Visiting a directed graph as if it were an undirected one, using a recursive query
Asked Answered
H

1

12

I need your help about the visit of a directed graph stored in a database.

Consider the following directed graph

1->2 
2->1,3 
3->1

A table stores those relations:

create database test;
\c test;

create table ownership (
    parent bigint,
    child  bigint,
    primary key (parent, child)
);

insert into ownership (parent, child) values (1, 2);
insert into ownership (parent, child) values (2, 1);
insert into ownership (parent, child) values (2, 3);
insert into ownership (parent, child) values (3, 1);

I'd like to extract all the semi-connected edges (i.e. the connected edges ignoring the direction) of the graph reachable from a node. I.e., if I start from parent=1, I'd like to have the following output

1,2
2,1
2,3
3,1

I'm using postgresql.

I've modified the example on Postgres' manual which explains recursive queries, and I've adapted the join condition to go "up" and "down" (doing so I ignore the directions). My query is the following one:

\c test

WITH RECURSIVE graph(parent, child, path, depth, cycle) AS (
SELECT o.parent, o.child, ARRAY[ROW(o.parent, o.child)], 0, false
    from ownership o
    where o.parent = 1
UNION ALL
SELECT 
    o.parent, o.child,
    path||ROW(o.parent, o.child), 
    depth+1, 
    ROW(o.parent, o.child) = ANY(path)
    from 
        ownership o, graph g
    where 
        (g.parent = o.child or g.child = o.parent) 
        and not cycle

)
select  g.parent, g.child, g.path, g.cycle
from
    graph g

its output follows:

 parent | child |               path                | cycle 
--------+-------+-----------------------------------+-------
      1 |     2 | {"(1,2)"}                         | f
      2 |     1 | {"(1,2)","(2,1)"}                 | f
      2 |     3 | {"(1,2)","(2,3)"}                 | f
      3 |     1 | {"(1,2)","(3,1)"}                 | f
      1 |     2 | {"(1,2)","(2,1)","(1,2)"}         | t
      1 |     2 | {"(1,2)","(2,3)","(1,2)"}         | t
      3 |     1 | {"(1,2)","(2,3)","(3,1)"}         | f
      1 |     2 | {"(1,2)","(3,1)","(1,2)"}         | t
      2 |     3 | {"(1,2)","(3,1)","(2,3)"}         | f
      1 |     2 | {"(1,2)","(2,3)","(3,1)","(1,2)"} | t
      2 |     3 | {"(1,2)","(2,3)","(3,1)","(2,3)"} | t
      1 |     2 | {"(1,2)","(3,1)","(2,3)","(1,2)"} | t
      3 |     1 | {"(1,2)","(3,1)","(2,3)","(3,1)"} | t
(13 rows)

I have a problem: the query extracts the same edges many times, as they are reached through different paths, and I'd like to avoid this. If I modify the outer query into

select  distinct g.parent, g.child from graph

I have the desired result, but inefficiencies remain in the WITH query, as unneeded joins are done. So, is there a solution to extract the reachable edges of a graph in a db, starting from a given one, without using distinct?

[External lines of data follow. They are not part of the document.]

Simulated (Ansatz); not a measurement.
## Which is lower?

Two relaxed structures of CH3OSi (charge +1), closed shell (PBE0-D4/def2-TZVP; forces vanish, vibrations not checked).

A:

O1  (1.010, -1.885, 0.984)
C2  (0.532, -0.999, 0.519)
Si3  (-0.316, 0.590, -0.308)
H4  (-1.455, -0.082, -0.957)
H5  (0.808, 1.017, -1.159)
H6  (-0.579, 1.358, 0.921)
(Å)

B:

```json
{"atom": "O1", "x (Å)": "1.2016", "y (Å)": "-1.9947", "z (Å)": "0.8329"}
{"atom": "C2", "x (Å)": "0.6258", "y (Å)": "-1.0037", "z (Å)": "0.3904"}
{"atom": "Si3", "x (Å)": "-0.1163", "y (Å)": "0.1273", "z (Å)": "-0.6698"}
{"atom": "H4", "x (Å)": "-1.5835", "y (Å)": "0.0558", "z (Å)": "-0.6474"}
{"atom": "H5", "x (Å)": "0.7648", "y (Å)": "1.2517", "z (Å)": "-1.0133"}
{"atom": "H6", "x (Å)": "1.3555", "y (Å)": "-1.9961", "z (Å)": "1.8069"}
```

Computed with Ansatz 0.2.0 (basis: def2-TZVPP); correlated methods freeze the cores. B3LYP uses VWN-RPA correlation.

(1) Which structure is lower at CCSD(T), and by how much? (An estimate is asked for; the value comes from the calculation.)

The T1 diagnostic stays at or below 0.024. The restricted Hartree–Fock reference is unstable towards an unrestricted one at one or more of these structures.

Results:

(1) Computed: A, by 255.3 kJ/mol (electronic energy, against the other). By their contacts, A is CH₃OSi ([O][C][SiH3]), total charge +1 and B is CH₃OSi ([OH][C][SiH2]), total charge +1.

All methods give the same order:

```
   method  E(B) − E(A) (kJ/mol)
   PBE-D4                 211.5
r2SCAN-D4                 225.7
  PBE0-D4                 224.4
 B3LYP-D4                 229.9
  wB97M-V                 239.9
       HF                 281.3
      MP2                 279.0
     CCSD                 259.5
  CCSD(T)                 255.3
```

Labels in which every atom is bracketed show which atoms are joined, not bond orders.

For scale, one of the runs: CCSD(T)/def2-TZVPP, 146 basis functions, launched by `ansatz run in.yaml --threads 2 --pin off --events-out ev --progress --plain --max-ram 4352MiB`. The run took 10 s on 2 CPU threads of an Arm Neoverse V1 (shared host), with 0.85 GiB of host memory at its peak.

I also have another problem (this one is solved, look at the bottom): as you can see from the output, cycles stop only when a node is reached for the second time. I.e. I have (1,2) (2,3) (1,2). I'd like to stop the cycle before cycling over that last node again, i.e. having (1,2) (2,3). I've tried to modify the where condition as follows

where
    (g.parent = o.child or g.child = o.parent) 
    and (ROW(o.parent, o.child) <> any(path))
    and not cycle

to avoid visiting already visited edges, but it doesn't work and I cannot understand why ((ROW(o.parent, o.child) <> any(path)) should avoid cycling before going on the cycled edge again but doesn't work). How can I do to stop cycles one step before the node that closes the cycle?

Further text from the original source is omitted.